52 U.S.C. § 10301(b). "[I]nteracting with social and historical conditions," district lines that prevent a cohesive minority from electing their preferred candidate "impairs the ability of a protected class to [exercise voting rights] on an equal basis with other voters." De Grandy, 512 U.S. at 1007, 114 S.Ct. 2647. If certain conditions are met in a specific location, the law may require the "drawing of [ ] majority-minority district[s]." Cooper, 137 S. Ct. at 1487.

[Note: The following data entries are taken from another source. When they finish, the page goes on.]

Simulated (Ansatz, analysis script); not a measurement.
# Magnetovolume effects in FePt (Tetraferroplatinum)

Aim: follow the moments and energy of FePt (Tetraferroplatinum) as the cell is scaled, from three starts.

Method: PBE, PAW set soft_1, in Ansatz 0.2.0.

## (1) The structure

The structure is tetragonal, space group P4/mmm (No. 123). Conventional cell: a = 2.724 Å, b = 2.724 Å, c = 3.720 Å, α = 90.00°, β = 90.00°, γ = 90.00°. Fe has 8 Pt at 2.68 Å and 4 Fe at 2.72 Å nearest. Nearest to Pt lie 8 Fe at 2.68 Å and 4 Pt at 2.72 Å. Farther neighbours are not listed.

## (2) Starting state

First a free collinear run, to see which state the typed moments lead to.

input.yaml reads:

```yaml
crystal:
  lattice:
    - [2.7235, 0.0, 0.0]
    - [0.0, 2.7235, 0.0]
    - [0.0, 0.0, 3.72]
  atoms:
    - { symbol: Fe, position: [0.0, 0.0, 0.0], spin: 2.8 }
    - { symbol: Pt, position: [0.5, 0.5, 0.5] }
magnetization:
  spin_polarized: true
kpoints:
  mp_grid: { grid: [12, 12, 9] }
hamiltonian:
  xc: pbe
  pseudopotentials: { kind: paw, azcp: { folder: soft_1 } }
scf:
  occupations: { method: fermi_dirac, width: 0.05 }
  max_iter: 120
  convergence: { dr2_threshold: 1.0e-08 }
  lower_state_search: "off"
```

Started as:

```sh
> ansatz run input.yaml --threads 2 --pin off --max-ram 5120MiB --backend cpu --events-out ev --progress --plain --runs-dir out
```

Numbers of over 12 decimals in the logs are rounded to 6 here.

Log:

¶27 The Supreme Court has demanded that three specific preconditions be met before it can conclude that the creation of additional majority-minority districts may be necessary: "(1) the racial group is sufficiently large and geographically compact to constitute a majority in a single-member district; (2) the racial group is politically cohesive; and (3) the majority vote[s] sufficiently as a bloc to enable it ... usually to defeat the minority's preferred candidate." League of United Latin American Citizens v. Perry, 548 U.S. 399, 425, 126 S.Ct. 2594, 165 L.Ed.2d 609 (2006) ("LULAC") (quotations omitted). These three requirements are called the " Gingles preconditions." Wis. Legislature v. Wis. Elections Comm'n, 142 S. Ct. at 1250.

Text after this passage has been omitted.